Hi Johni, Franco
In my opinion, Johni, your tsuba is a true shakudo. Based on a few dozen analyses I've done of similar pieces I'd say it contains between 0.5 to 1% gold, probably a similar amount of silver and around 0.5 to 0.8% arsenic. I would be very surprised if those copper patina patches didn't come back to a good black, however, they won't while that copper patina is protecting what's underneath. It may be that copper seppa caused the rubbing and there is now more copper on the surface then when it was new.
The arsenic is almost certainly a deliberate addition, it's part of a pre-alloy that was made prior to the addition of the gold and silver. This procedure is described in older texts.
I've now amassed a few dozen analyses of shakudo pieces, Ko-mino, Ko-goto, and the rest, right through to late 19th cent. I can't see any real patterns in terms of age though so calling something Muromachi shakudo is pretty much a spit in the dark in terms of accuracy, imo.

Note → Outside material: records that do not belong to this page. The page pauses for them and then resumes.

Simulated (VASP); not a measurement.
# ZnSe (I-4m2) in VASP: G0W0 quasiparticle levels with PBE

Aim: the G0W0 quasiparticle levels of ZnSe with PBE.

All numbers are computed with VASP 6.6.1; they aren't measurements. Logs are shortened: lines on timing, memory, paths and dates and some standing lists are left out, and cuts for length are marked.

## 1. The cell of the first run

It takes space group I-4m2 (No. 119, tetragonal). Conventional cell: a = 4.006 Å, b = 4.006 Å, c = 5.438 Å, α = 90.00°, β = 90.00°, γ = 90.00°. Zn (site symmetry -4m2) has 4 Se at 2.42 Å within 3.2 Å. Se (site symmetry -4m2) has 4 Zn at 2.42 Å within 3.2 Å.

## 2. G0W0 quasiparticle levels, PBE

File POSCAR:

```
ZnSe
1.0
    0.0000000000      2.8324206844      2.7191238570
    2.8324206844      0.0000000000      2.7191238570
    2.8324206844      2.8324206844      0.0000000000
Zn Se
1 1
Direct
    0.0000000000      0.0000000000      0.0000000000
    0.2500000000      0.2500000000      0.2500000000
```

The depth of the black patina is not inevitably linked to the gold content. So, a supposed link between 'quality' in terms of patina richness and 'quality' in terms of imagined gold content can't convincingly be made. I have images and analyses of samples with as little as 0.5% gold and one with as much as 7%, It's almost impossible to tell the patina colours apart.
I have yet to encounter an antique (pre-1900) shakudo that was only copper and gold. Silver is always present and in probably over 95% of samples there is also a trace of arsenic. The arsenic is important and, I believe, plays an important role in those shakudo that do exhibit a tendency to 'self heal'.
The colour of shakudo patina is very much effected by the surface finish of the alloy. Older pieces often have a subtle micro-corroded surface. I believe that this results in the appearance of a deeper black patina as the light it reflects is somewhat diffused whereas a finer mirror finish reflects the light more directly resulting something of a bluish tint.
There are many other factors that can be considered when trying to asses old shakudo. Under certain conditions rubbed shakudo can reform more of a copper patina, perhaps a different sort of body chemistry in the last handler of the piece is the key.
All this to say i think we ought to be a lot more cautious and less confidant when judging these things.